TOKYO (Reuters) – Japanese policymakers vowed on Wednesday to raise the sales tax to 10 percent as planned in October, following the passage in parliament of the budget bill for the next fiscal year beginning next month.

Speculation lingers among market players that Prime Minister Shinzo Abe may again put off the twice-delayed tax increase as Japan’s export-led economy sputters in the face of slowing global growth and the Sino-U.S. trade war.

Proceeding with the politically unpopular hike could be risky as Abe’s ruling party faces national elections for the upper house in the summer, some analysts say.

“As I have said before, the sales tax will rise to 10 percent in October as stipulated by the law, unless an incident on the scale of the Lehman shock occurs,” Chief Cabinet Secretary Yoshihide Suga told reporters.

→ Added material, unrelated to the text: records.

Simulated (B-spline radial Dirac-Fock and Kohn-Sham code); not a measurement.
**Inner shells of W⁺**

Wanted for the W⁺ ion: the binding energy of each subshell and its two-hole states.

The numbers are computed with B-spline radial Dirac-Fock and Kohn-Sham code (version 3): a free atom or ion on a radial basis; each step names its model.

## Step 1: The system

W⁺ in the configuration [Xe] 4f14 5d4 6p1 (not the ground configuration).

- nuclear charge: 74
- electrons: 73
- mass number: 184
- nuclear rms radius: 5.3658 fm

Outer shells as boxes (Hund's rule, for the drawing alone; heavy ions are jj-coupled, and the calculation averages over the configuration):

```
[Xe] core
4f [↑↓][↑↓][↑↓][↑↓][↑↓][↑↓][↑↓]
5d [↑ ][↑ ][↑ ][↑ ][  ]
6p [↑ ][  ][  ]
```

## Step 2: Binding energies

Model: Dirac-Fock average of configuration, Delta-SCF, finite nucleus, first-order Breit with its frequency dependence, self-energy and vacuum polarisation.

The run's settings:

Parliament approved on Wednesday a record 101 trillion yen (693.23 billion pounds) draft budget for the coming fiscal year starting April 1.

The general-account budget for the fiscal 2019 features increased spending on welfare, public works and defence on top of steps worth 2 trillion yen to ease the pain of the sales tax hike from the current 8 percent.

The budget spending compares with this year’s initial 97.7 trillion yen and sets a record for a seventh straight year, as Japan struggles to curb the industrial world’s heaviest debt burden, which is twice the size of its economy.

The spending plan underscores Abe’s willingness to avoid a repeat of the economic downturn that followed the last sales tax increase in April 2014.

“I believe sufficient steps have been taken” to provide against a potential shock from the tax hike, Finance Minister Taro Aso told reporters. “I cannot tell exactly what will happen (to the economy) though.”

Advisers to the prime minister later urged the government to adopt flexible economic policy measures, including additional fiscal spending, in case risks to the economy materialise.

“Slowdowns in China and Europe could affect Japan’s sustainable recovery through both external and domestic demand,” the advisers told a meeting of the top economic advisory panel, citing Brexit and the Sino-U.S. trade war among risks to Japan.

Japan must liaise with other “middle power” nations such as Europe, India and ASEAN to strike a balance against the China-U.S. trade war and stabilise global economy as it hosts a summit meeting of the Group of 20 major economies in June, they said.